Comment by ear7h

6 hours ago

> At least it is a lot more realistic than silly 3D animation approach used in many previous movies (e.g. "hacking the Gibson" on Hackers, or the much worse portrayals on Swordfish)

One of the things I love about Hackers is that it portrays the feeling of hacking and programming to someone who might not have done it. Yea I think a lot of people have the green text hackerman image when they think about hacking but it hardly conveys what's happening inside the head of the hacker, it's just something cryptic magic that solves a problem and advances the plot. In Hackers, the Gibson is a space, somepeople live there and oversee it, other's have to transport themselves (there's a montage with fast shots of a subway, then computer circuit boards, then the "buildings" of the gibson that work really well imo). Not every film has to convey all of this but I really appreciate that Hackers does.

> but it hardly conveys what's happening inside the head of the hacker

Mr Robot is another great one at that. It has layers of trippy stuff, but the hacking stuff is both real-ish and pretty well explained by the main character's monologues.

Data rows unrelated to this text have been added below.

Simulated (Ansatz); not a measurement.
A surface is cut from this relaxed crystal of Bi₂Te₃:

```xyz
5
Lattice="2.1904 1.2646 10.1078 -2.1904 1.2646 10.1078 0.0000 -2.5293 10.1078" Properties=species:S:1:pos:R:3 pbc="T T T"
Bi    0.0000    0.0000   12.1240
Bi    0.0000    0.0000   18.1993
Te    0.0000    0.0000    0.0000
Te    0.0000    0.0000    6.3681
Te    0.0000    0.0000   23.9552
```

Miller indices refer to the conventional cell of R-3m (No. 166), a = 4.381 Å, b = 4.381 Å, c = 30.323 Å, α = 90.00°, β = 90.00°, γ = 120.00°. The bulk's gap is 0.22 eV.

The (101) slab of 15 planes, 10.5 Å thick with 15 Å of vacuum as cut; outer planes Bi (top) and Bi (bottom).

One of the odd things about Hackers is how it created a cultural feedback loop. When it came out, the style it showed was pretty weird and kind of campy, but I think it got integrated into actual hacker culture over time (e.g. visible in hacker spaces, conferences, online culture etc), and because of that today the movie as a whole seems less weird than originally.

I mean, it was a solid interpretation of cyberspace as envisioned by one W. Gibson (the name of the system not being a coincidence, obviously). As it was meant to be. You (hopefully) wouldn't see boring nmap terminals in a hypothetical Neuromancer filmization, either!